The Miracle of Fatima: Was it the Virgin Mary or something stranger?

The Miracle of Fatima: Was it the Virgin Mary or something stranger? October 18, 2016

Tertia Van Rensburg via unsplash.com
Tertia Van Rensburg via unsplash.com

We all live day to day completely oblivious to the fact that we’re a part of a much larger and stranger reality than we can possibly imagine.  ~Blake Crouch

There’s a thin veil that separates us from the world beyond and sometimes there’s a tear in that veil that shows us…something strange. And nowhere is this truer than in the incident known as The Miracle of Fatima.

In his book Dimensions, Jacques Vallee, the famed scientist featured in Steven Spielberg’s classic Close Encounters of the Third Kind, has another take on the Miracle of Fatima. He looks back at the story and what many see as a visit by the Virgin Mary, he sees as something closer to an alien visitation. Crazy talk? Hear him out.

You probably know the back story of Fatima and how in 1917 three children “found themselves caught in a glowing light…and in the center of the light they perceived a little woman who spoke to them, begging them to return every month to the same spot.” To the children the woman is the Virgin Mary, the mother of Jesus, and return they did.

Over a number of months, the children have a series of encounters with Mary who shares with them messages from God. The number of people who join the children grows to the hundreds and then thousands. And here’s where Vallee points out the story gets a little strange:

While the children would address Mary, no one else present could see who they were talking to or hear Mary’s response. Some of the witnesses testified to hearing the buzzing of a bees, a sound associated with many modern day UFO-sightings.

 Others reported seeing what sounds like a classic UFO. In their words, they saw “a weird disk…making a buzzing or humming sound…emitting a bright flash…turning rapidly…plunging in zig-zag fashion.” Another reported “a luminous globe spinning through the clouds…the globe rose and disappeared into the sun”. Vallee sums it up this way:

The events at Fatima involve luminous spheres, lights with strange colors, a feeling of “heat waves”—all physical characteristics associated with UFOs. They even include the typical falling-leaf motion of the saucer zig-zagging through the air. They also encompass prophecy and a loss of ordinary consciousness on the part of the witness.

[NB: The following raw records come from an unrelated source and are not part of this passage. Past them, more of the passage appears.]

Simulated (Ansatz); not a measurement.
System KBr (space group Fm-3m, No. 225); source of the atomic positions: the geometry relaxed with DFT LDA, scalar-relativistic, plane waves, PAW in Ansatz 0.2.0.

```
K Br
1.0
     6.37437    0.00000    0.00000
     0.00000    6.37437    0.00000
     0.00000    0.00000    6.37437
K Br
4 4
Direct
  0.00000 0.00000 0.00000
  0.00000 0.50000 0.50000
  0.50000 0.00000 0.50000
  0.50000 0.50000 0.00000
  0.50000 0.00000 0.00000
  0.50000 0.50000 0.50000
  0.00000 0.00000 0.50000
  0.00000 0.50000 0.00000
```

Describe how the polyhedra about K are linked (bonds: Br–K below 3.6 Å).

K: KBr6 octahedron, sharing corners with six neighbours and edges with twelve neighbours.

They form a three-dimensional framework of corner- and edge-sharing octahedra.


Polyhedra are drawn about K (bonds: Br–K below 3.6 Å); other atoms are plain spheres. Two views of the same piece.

The crowd looking on at Fatima, October 13, 1917, via Wikimedia Commons.
Onlookers at Fatima, October 13, 1917, via Wikimedia Commons

What you saw on those strange days in Fatima depended on your belief system and personal mindset. According to a priest who witnessed the event, the spinning globe “was a heavenly vehicle that carried the Mother of God from her throne above to this forbidden wasteland.” But not all had this same sense of a divine presence.

Decades later, an American writer named John Haffert went back and talked to some of the witnesses. One commented that “even today, whenever there is lightening, I remember it, and I am afraid.” Another, who would go on to become a priest, said that after witnessing the event “people ran to the two chapels in the village which were soon filled to overflowing…when we realized the danger was over, there was an explosion of joy.”

People were “afraid” and sensed “danger”? This does not sound like the friendliest of heavenly visitations.

I am reminded of a theory by the writer Keith Thompson who believed that UFO encounters contained mythic and legendary elements and may come from somewhere deep within our psyche. He compared UFOs to visionary experiences like angelic visions, shamanic journeys and folkloric encounters with fairies.

As I have written before, there seems to be a parallel between those who claim to have witnessed angels or the divine, and those who encounter aliens and fairies. These entities often appear out of nowhere and disappear just as quickly. They defy rationale or scientific explanation. They seem to represent first-hand proof that there is more to this world than meets the eye.

Perhaps when the children saw the Virgin Mary, in the words of Blake Crouch, it was “a manifestation of the mind as it attempted to visually explain something our brains haven’t evolved to comprehend.” It may be that the responses of those who witnessed the event were shaped by their culture and upbringing. One man’s Virgin Mary is another man’s ET.